Criminal profiling should not be a parlor trick nor should it be considered some magic or psychic answer to a perplexing crime. Neither should criminal profiling be tossed as a complete sham as Malcolm Gladwell has basically advocated; this would be a sad loss to law enforcement as criminal profiling skills are terribly needed by investigators on fresh crime cases and by detectives in the cold case squads. Too many crimes go unsolved and killers uncaught because of bad crime scene analysis that throws the investigation completely off track.

Criminal profiling is a very useful tool and I hope that a right perception of the field will encourage its proper use in the field of police investigation

Criminal Profiler Pat Brown

6 comments:

Anonymous said...

I don't like hocus pocus either, and there's a lot of it going on, but as far as predicting stuttering, John Douglas has been able to predict not specifically that but that a person had some embarassing feature or impediment that made them avoid coming face to face with people and do their work in remote locations and come at the victim from behind. I thought that work was valid. It was more about where and how than what was done to the body though. And if I remember correctly, the logic came from the viewpoint of why didn't the killer do this other more obvious thing that would be more ordinary, and there had to be some reason for it.

Pat Brown said...

Most of the impediment stuff has no basis in fact. The reason many killers come up from behind is not that they are socially inadequate but because it is a good way to knock out victims.

Many times profilers spend too much time fantasizing about the killer's emotional weirdness and come up with the killer's thoughts that he never knew he had. I remember when the Boston Strangler was asked how he outsmarted the police with his choice of victims; why they were always one step behind. He said (paraphrased heavily), "How could they know where I was going to strike when I didn't even have a clue myself!?

Many times the profiler just simply decides what the killer thought and that is that. If a woman has a towel over her face, the profiler says the guy knew the victim and did not want to look at her face. Then the killer is caught and asked why he did that and he says, " I thought the bitch was ugly so I cover us her dogface."

And that will never show up in the notes that the profile was wrong about why the cloth was covering the woman's face and the profiler keeps his image intact.

Anonymous said...

I can see where it would be hit and miss and not always consistent, but I do think Douglas nailed it a couple of times on that subject. And of course, the first wave of profilers interviewing criminals had an advantage no other profiler will ever have again, which is getting more honest answers from unsuspecting criminals, who are all now wise to what profilers are up to and would better know how to deceive.

I had to identify a car thief once from a photo lineup. I was having a lot of trouble with it until I remembered he had worn sunglasses. One of the photos, they guy had extremely odd eyes. So I placed my pinky over his eyes on the photo and knew for sure it was him.

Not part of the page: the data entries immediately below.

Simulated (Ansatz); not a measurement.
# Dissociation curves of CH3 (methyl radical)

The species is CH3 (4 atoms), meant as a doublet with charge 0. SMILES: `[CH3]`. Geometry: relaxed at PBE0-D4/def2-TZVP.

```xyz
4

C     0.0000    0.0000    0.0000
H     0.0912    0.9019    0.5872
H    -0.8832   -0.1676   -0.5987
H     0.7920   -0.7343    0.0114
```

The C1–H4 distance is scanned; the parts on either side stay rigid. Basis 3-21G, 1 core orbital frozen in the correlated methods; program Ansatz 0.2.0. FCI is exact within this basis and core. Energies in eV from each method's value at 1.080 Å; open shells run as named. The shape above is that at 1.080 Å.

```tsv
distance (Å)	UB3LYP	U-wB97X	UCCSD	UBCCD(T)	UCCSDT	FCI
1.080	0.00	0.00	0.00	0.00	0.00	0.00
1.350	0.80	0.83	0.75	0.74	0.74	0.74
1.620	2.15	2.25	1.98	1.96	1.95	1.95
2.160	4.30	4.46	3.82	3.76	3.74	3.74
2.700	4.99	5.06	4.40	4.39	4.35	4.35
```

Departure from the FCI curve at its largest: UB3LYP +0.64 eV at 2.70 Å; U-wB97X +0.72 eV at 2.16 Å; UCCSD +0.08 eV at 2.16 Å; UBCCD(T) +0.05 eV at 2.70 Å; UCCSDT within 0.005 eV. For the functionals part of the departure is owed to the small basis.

I went and picked up the stolen vehicle (I worked at a car dealership). It was packed tight with all his belongings. In every compartment, there were sunglasses, 29 of them, I think it was.

Someone with an oddity is going to centralize that and change their behavior to accommodate it. So while I agree that just because someone comes up from behind doesn't mean they have an impediment, I do think a combination of signs could point to an impediment of some sort, and certainly an impediment might lead someone to crime, as it had the car thief, who probably had trouble finding employment because of his odd looks. The inability to have a career or sex life because you have an oddity takes a toll on many people. Ridicule begins in school and isolation continues as an adult. It can certainly cause rage and a lack of empathy. So I do think it's something that one might expect to occasionally predict given the right circumstances. I'm sure you're right that there are more predictions than accurate results, however. People shooting the dice. And I agree you can't take one set of circumstances and ever say that 100 percent of the time, this scenario leads to this type person.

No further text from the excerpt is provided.